While African leaders may be disappointed that the overall number has not risen, the announcement of similar levels of support to the previous summit is not surprising given China’s economic slowdown, commitments elsewhere along the Belt and Road Initiative (BRI) and critical public scrutiny of Chinese aid to Africa.
Chinese support for Africa takes multiple forms, including grants (which don’t need to be repaid), concessional loans, interest-free loans (relatively small), preferential export buyers’ credit and commercial loans, which have become increasingly important since the turn of the century.
China also encourages its firms (state and private) to invest in Africa, sometimes providing official support for foreign direct investment through vehicles such as the China-Africa Development Fund (CADF).
So how does the latest package break down?
China’s FOCAC 2018 Pledge $50bn official finance · $20bn – new credit lines · $15bn – grants, interest-free loans and concessional loans · $10bn – special fund for development financing · $5bn – special fund for financing imports from Africa Plus $10bn of foreign direct investment by Chinese companies Total: $60bn USD |
Two major features stand out. First, as Deborah Brautigam, Director of the China Africa Research Initiative (CARI), points out, this package appears to be more concessional than the 2015 deal.
This year, the proportion of the package that can be counted as “aid” has increased from $5bn of grants and interest-free loans in 2015, to $15bn of grants, interest-free loans and concessional loans in 2018.
That means that more Chinese finance should either be offered free or with low interest rates and long repayment periods.
The Diplomat’s Shannon Tiezzi interprets this as an attempt to shake off Western charges of “neocolonialism” and “debt trap diplomacy”.
The apparent shift toward more concessional finance may also reflect a recognition that many African states lack the economic capacity to pay off large commercial loans – especially when they are directed toward “vanity” rather than productive projects – and a concern that defaults are a problem for China as well as for Africa.
Indeed, Chinese President Xi Jinping warned against using the funds for “vanity projects,” suggesting that China is increasingly keen to ensure its money is well-spent.
Nonetheless, this year’s pledge of $20bn in what appears to be non-concessional credit still outweighs the aid offer, reflecting China’s tendency to mix commercial and concessional finance and illustrating that Chinese modes of official finance remain very different from those of “conventional” Western donors.
The second interesting feature of the 2018 package is an attempt to address the highly unbalanced China-Africa trading relationship.
China typically imports natural resources and other primary products from Africa, and sells value-added manufactured products to Africa.
This reflects the economic structures of China and Africa (rather than “neo-colonial” designs). China makes manufactured products cheaply and efficiently and exports them all over the world, including to Africa. Meanwhile, African countries are (in general) rich in natural resources and sell those resources around the world, including to China.

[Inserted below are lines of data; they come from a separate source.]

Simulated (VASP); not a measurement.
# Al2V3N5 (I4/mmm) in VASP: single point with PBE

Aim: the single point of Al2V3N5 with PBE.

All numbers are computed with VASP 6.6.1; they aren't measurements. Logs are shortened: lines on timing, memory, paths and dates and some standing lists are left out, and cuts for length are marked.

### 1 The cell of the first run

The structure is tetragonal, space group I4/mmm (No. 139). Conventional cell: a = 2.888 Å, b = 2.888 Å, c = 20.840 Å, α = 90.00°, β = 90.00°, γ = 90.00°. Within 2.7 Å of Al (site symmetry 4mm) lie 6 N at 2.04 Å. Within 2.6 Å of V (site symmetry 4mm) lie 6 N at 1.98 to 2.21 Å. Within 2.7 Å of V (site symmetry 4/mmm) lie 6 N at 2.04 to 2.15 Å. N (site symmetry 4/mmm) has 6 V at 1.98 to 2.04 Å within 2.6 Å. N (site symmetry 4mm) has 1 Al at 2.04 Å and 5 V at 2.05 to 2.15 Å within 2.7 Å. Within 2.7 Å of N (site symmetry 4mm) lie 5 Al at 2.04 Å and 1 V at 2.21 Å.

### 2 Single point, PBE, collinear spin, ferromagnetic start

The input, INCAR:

However, these trading patterns disadvantage African countries and leave them dependent on fluctuating commodity prices, and a widening trade deficit has opened up in recent years due to falling commodity prices. Miriam Altman, Commissioner of the South Africa National Planning Commission, has identified addressing trading imbalances as a key challenge for China-Africa relations.
Fortunately, as China moves up the industrial ladder toward higher-tech, more expensive goods, there is much space for African manufacturing to develop, and for African states to turn the tables by selling manufactured goods to China.
Indeed, in countries such as Ethiopia and Rwanda, Chinese firms are already playing a major role in kick-starting local manufacturing industries.
China’s pledge of a $5bn fund for supporting imports from Africa to China, combined with the announcement of initiatives on industrial promotion, infrastructure connectivity and trade facilitation, appear designed to boost this process.
Whether these initiatives are sufficient to address Western criticisms of China in Africa remains to be seen.
However, as the US disengages with the international development field and Europe remains pre-occupied with internal challenges, it is likely that China’s relative role in African development will continue to rise.
Pippa Morgan is a PhD candidate at Fudan University in Shanghai whose research focuses on Chinese aid and investment in Africa. She is also the Assistant Editor of the Chinese Political Science Review and the Fudan Journal of the Humanities and Social Sciences.